Mumbai, Feb 28, 2023

Restaurants that have offset input tax credit (ITC) in respect of liquor sales will be impacted by a recent goods and services tax (GST) advance ruling given by the West Bengal bench. In this regard, the GST-Authority for Advance Rulings (GST-AAR) has held that the applicant would have to reverse the ITC. While advance rulings do not set a judicial precedent, they do influence tax assessments.

Karnani FNB Specialities, the applicant, operated a lounge bar called 'The Grid'. It also provided catering services as well as banquet renting services. It submitted to the AAR that as sale of liquor (aka, alcohol meant for human consumption) was outside the ambit of the GST, it is not liable to reverse the ITC. The AAR bench did not agree with this view.

Sunil Gabhawalla, a chartered accountant who specialises in indirect tax, explains, "The objective of ITC is to avoid cascading impact of tax when both input and output is liable for GST. In case the output is not liable, there is no double taxation and credit should not be available."

The AAR bench held that section 17 (2) of the GST Act, read with rule 42, allows a GST-registered taxpayer to utilise ITC to the extent of input tax paid on inputs and input services that are used for making taxable supplies including zero-rated supplies. However, credit of input tax attributable to exempt supplies is to be reversed according to the prescribed formula. As the AAR bench held the sale of liquor to be an exempt supply, it ruled that the applicant would have to reverse the ITC attributed to the exempt supply.

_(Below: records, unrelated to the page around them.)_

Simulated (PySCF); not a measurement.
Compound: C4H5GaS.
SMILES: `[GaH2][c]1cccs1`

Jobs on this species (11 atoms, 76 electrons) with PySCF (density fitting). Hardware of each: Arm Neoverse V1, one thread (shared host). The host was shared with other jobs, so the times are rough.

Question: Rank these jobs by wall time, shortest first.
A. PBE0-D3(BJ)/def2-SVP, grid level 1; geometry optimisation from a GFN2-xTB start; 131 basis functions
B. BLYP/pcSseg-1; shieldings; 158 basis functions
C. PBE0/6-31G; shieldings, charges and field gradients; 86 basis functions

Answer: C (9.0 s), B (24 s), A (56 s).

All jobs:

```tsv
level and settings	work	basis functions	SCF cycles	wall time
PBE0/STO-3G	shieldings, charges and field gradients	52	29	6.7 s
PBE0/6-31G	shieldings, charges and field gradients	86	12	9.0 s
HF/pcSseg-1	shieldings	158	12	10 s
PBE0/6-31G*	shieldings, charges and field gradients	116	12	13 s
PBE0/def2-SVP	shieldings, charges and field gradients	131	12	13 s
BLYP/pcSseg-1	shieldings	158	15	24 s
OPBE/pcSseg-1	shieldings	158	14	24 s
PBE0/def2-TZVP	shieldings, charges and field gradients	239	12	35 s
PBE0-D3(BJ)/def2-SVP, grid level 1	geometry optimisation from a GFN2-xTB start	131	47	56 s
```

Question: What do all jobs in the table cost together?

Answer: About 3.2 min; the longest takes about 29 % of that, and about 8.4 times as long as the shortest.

"Practically, we understand most of the restaurants are not claiming ITC related to liquor sales. Further, restaurants other than those situated in large hotels (charging more than Rs 7,500 per night as room rent) are in any case not eligible for any ITC. However, if a restaurant has claimed ITC for the past periods, it will be liable to reverse the credit. If the credit was already utilised for discharging other taxes, it would also be required to pay interest," stated Gabhawalla.